The War Between The Libyas

In the east, rebels dream of life without Muammar Gaddafi. In the west, people revere him as a man who has given them dignity

  • Yuri Kozyrev/NOOR for TIME

    The rebels, in Ras Lanuf on March 9, moved from easy victories to fiery clashes with the regime

    Noon prayer at the Ajdabiyah checkpoint is ominous. Thick white rain clouds and the whipped yellow whirls of a sandstorm move across the face of the shrub-studded desert. And no one here is praying. The rumble of an enemy warplane somewhere overhead — at least that's what people think it is — mingles with the thunder of an impending rainstorm. The rebels shout to one another across a landscape littered with bullet casings and other debris. The militia is a disorganized collection of mutineers from the military of Libyan leader Colonel Muammar Gaddafi, plus oil workers, day laborers, schoolteachers, bankers and at least one rugby player. Suddenly, someone among them lets loose with round after round of antiaircraft fire. A fighter 100 ft. (30 m) away launches a surface-to-air missile at the invisible target above. As everyone waits for death or a distant boom, rain starts to fall.

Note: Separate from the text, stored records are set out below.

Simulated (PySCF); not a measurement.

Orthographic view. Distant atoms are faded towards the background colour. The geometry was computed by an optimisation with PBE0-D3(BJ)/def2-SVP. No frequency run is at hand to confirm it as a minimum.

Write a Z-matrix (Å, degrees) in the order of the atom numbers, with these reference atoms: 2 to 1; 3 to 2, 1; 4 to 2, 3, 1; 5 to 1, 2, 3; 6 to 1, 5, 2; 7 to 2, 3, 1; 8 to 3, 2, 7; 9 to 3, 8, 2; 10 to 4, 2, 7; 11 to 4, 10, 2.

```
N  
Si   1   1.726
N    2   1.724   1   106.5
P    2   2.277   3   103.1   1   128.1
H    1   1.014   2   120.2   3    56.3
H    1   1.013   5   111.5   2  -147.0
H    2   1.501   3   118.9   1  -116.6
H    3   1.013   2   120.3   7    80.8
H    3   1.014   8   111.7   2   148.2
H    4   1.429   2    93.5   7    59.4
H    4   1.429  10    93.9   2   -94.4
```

    Mohammed al-Tahawy, in his 30s, is one of the bankers among the rebels. He moves deliberately, slowly, not charging forward like his compatriots, not whooping and yelling and blasting celebratory gunfire as many of them do. His feet don't look as if they belong to a warrior: he's wearing socks with his sandals. His round face and rosy cheeks are framed by a short, messy beard, for which he apologizes. "If you see a long beard," he explains, "that's because we are in the fight one month." No one has had time to shave. As he talks, one of his trigger-happy comrades fires off a shot.

    Al-Tahawy is from Tobruk, which is more than eight hours by car from Ajdabiyah if you take the long highway that links the big cities and towns on Libya's coast. The eastern cities on that route very quickly threw off Gaddafi's yoke in a few days around Feb. 15 — Tobruk, which, al-Tahawy brags, was the first city to raise the revolutionary flag; al-Baida; Benghazi, which has become the rebel capital; Ajdabiyah. Then the ragtag volunteers advanced westward, their eyes on Libya's capital, Tripoli, which lies almost at the other end of the 700-mile (1,125 km) highway. For about a week, the horde, numbering in the thousands, seemed unstoppable. Moving from Ajdabiyah, they took the oil-refinery town of Brega and then the next petroleum center, Ras Lanuf. For al-Tahawy, the pace of victory is further confirmation of the Libyan people's immense dislike of their leader. He says Gaddafi is a liar and a tyrant given to bombast. Al-Tahawy is confident that the rebels have the people power to take him down one town at a time.

    The rebels' mood shifts erratically from confidence to jubilation to utter panic. But their enthusiasm has, for the most part, managed to overcome their indiscipline. Nevertheless, the regime is staging determined and brutal counterattacks against what has been called Free Libya. And the government can field warplanes and helicopters and tanks, manned by perhaps enough true believers to turn a revolution into a civil war of attrition.

    On the other side of that war from al-Tahawy is Major Ahmed Mahmud, one of Gaddafi's die-hard loyalists. After the rebellion broke out in the east, he was part of a contingent sent to try to retake the town of al-Baida. By his account, the offensive was a disaster. "We fought for days around the airport," says Mahmud, 30, a tall, well-built officer whose large eyes and wide smile are framed by a tan desert turban. "We were very badly beaten. About 120 soldiers were caught and killed, and some had their throats slit," he says, drawing his finger across his neck with a shiver.

    Mahmud is back in Tripoli guarding Libya's Central Bank, an old colonial building near the harbor. Its brick exterior bears the inscription "The authority and the revolution and the weapons are in the hands of the people." For him, those words perfectly capture the thinking of Libya's Brother Leader, as Gaddafi is officially known. "He is not a king, he is not a sultan, he is not a President," Mahmud says, explaining why he so fiercely defends the colonel. "If you were with Gaddafi for even one minute, you would know the truth, the right path to take."